Skip to main content

Autoscaling

info

This page only concerns installation on an existing cluster using KOTS or Helm.

Requirements for autoscaling

You can use either Kubernetes HPA (Horizontal Pod Autoscaler) or KEDA (Kubernetes Event-Driven Autoscaler) for autoscaling. Both rely on the same metrics but have different requirements.
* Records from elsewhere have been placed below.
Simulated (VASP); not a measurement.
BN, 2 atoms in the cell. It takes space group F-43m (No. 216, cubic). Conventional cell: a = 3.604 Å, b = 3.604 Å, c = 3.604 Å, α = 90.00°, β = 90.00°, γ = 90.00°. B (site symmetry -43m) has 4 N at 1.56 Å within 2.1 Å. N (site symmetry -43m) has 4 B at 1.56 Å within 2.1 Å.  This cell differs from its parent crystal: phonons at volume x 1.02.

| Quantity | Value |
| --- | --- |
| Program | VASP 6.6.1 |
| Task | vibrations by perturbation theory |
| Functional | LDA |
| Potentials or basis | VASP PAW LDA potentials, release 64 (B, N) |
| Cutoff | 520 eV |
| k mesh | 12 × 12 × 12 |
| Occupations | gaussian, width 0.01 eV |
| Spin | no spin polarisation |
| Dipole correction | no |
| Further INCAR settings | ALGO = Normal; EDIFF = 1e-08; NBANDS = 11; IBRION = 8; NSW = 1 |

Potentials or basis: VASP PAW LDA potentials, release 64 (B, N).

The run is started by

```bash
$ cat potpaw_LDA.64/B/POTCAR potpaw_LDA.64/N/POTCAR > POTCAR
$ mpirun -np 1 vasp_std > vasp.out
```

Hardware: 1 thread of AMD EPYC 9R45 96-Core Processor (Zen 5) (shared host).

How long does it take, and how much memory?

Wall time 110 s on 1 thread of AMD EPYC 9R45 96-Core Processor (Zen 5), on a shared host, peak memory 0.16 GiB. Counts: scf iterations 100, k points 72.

  • HPA: Kubernetes built-in, reads metrics from Metrics Server or external metrics pushed by Prometheus Adapter. A bit less responsive than KEDA. Cannot scale to zero replica.
  • KEDA: Reads events from a variety of sources (here Prometheus). Faster scaling. Can scale to zero replica. Not available on KOTS-based installations.

Required components

Depending on your chosen autoscaling method, you will need different components installed in your cluster:

ComponentHPAKEDA
Prometheus serverRequiredRequired
Prometheus adapterRequiredNot required
KEDA controllerNot requiredRequired

HPA requires Prometheus adapter to expose these metrics to the Kubernetes metrics API, while KEDA can directly query Prometheus.

Installing Prometheus server

If you don't already have Prometheus in your cluster, we recommend installing the standalone Prometheus server using the official Helm chart.

Add the Prometheus Community Helm repository:

helm repo add prometheus-community https://prometheus-community.github.io/helm-charts
helm repo update

You can then proceed to install Prometheus:

helm install prometheus prometheus-community/prometheus \
--namespace monitoring \
--create-namespace \
--set alertmanager.enabled=false \
--set prometheus-pushgateway.enabled=false

The Prometheus server will be available at http://prometheus-server.monitoring.svc.cluster.local:80 (only reachable from within the cluster).

Installing Prometheus adapter

If you choose to use HPA for autoscaling, install Prometheus Adapter to expose Prometheus metrics to the Kubernetes metrics API.

helm install prometheus-adapter prometheus-community/prometheus-adapter \
--namespace monitoring \
--set prometheus.url=http://prometheus-server.monitoring.svc.cluster.local \
--set prometheus.port=80

See the Prometheus Adapter configuration section below for the rules to add.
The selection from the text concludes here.